Category:book review’
*sorry*
- by roguelynn
Yess I know I haven’t posted in a while…goodness! So preoccupied with work and with this class at Harvard. Can someone tell me how linear algebra applies to the study of economics? I don’t think I’ll ever explain supply and demand through an orthonormal matrix.
So here’s an update – I’d like you to navigate to discuss.roguelynn.com, maybe share some ideas and whatnot. You’ll have to sign up but it’s cool.
Also – the new book for the b-con book club is Paul Krugman’s “Return of Depression Economics and the Crisis of 2008.” So far the first 30 pages or so are an easy read. Right now I’m reading about the Latin American currency crises, specifically Mexico. It’s kind of interesting how he reflects about the restrictions for foreign investors, how they discourage it. I remember a few weeks ago there was an issue with Citibank’s presence in Mexico, and how the increase in government shares would be against Mexican foreign investment policies, having a foreign government hold more than 5% (?) of a company. Clearly Citi broke that – I wonder how the bank and the government went about approaching the matter. …I need to remember to look that up.
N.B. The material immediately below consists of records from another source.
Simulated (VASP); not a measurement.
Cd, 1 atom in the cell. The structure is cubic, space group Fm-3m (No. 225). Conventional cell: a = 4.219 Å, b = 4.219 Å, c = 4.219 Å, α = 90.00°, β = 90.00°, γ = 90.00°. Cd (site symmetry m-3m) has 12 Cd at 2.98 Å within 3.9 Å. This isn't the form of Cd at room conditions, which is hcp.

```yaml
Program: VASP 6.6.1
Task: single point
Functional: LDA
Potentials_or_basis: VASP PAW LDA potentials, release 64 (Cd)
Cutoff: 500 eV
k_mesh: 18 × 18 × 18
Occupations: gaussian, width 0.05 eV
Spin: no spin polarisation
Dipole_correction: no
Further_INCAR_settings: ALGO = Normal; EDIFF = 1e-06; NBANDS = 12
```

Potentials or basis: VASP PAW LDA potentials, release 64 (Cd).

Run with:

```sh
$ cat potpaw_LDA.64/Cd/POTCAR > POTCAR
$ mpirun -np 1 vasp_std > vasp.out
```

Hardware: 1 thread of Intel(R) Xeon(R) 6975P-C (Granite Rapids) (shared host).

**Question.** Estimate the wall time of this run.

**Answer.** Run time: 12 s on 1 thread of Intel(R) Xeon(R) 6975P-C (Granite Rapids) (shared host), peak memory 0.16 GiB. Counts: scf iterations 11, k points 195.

Hmm what ideas could I write about? Any help out there?
The Case Against the Fed
- by roguelynn
I got this petite book for Christmas, requested out of curiosity - The Case Against the Fed.
My advice – don’t bother.
I’ve read the first 30 or 40 pages this morning, and one term comes to mind: ridiculous. Let me make the point that it is geared towards people that do not know anything about banking. The author takes that point of view in order to point out how inefficient and poorly managed the Federal Reserve is ran. If you did not know much about banking, it would be easy to be sucked into this book.
It alarms me that the author dwells on counterfeit money, and then uses the act of counterfeiting money to compare to what the Treasury is doing on the Fed’s request – printing money. The book says printing money is legal counterfeit. Um, alright. Oxymoronic at first – just plain dumb when the thought actually sets in. It speaks of inflation as a bad thing, that the current supply of money is optimum and no additional money is needed. That price deflation, essentially, is positive. (Mind you – the author bases price deflation on purely technological advances. Of course the TV I bought last year will be cheaper this year after new technology replaces it. That is not price deflation).
It’s one of the Fed’s tools – to control inflation. But control inflation to be moderate and expected. If we did not have inflation, the economy would not grow, would not evolve, would remain stagnant.
The author fails to explain how counterfeiting (the illegal kind) is actually handled. It is assumed that counterfeit money is not ever controlled. It is said that the criminals make the money, and buy goods, making the supply of money artificially increase. And that people down the chain of exchanging goods for the counterfeit money will lose purchasing power, not because the counterfeit money is detected and withdrawn from the people’s hands, but because at the beginning, the criminals were able to buy goods, artificially buying up the demand for the product, while the people later down the chain will have to pay more for that same product. The author uses this image to poorly construct what goes on with inflation.
Right.
Has this person taken an econ class?
Inflation is not the timing of money changing hands, where people at the end of the ladder lose out compared to the people who touch the money first. Inflation is the increase of general prices of goods & services over time. There isn’t a person that loses out because he or she is the last to receive a dollar in a chain of buying and selling goods/services. It is where everyone will be paying more overtime for products or services that once were cheaper in the past. The author uses the government fiscal spending as a poor example to illustrate the point again – that one aspect of fiscal spending is for government projects, then those projects are undertaken by contracts with private sector, where the direct families of those benefiting from the contracts are the ones that get the opportunity to spend the money first, and so the ladder continues down. Supply & demand does not react that fast, where someone buying a product today will affect the price of it tomorrow. It is plain not possible.
At least I know which school I know not to go to for my PhD.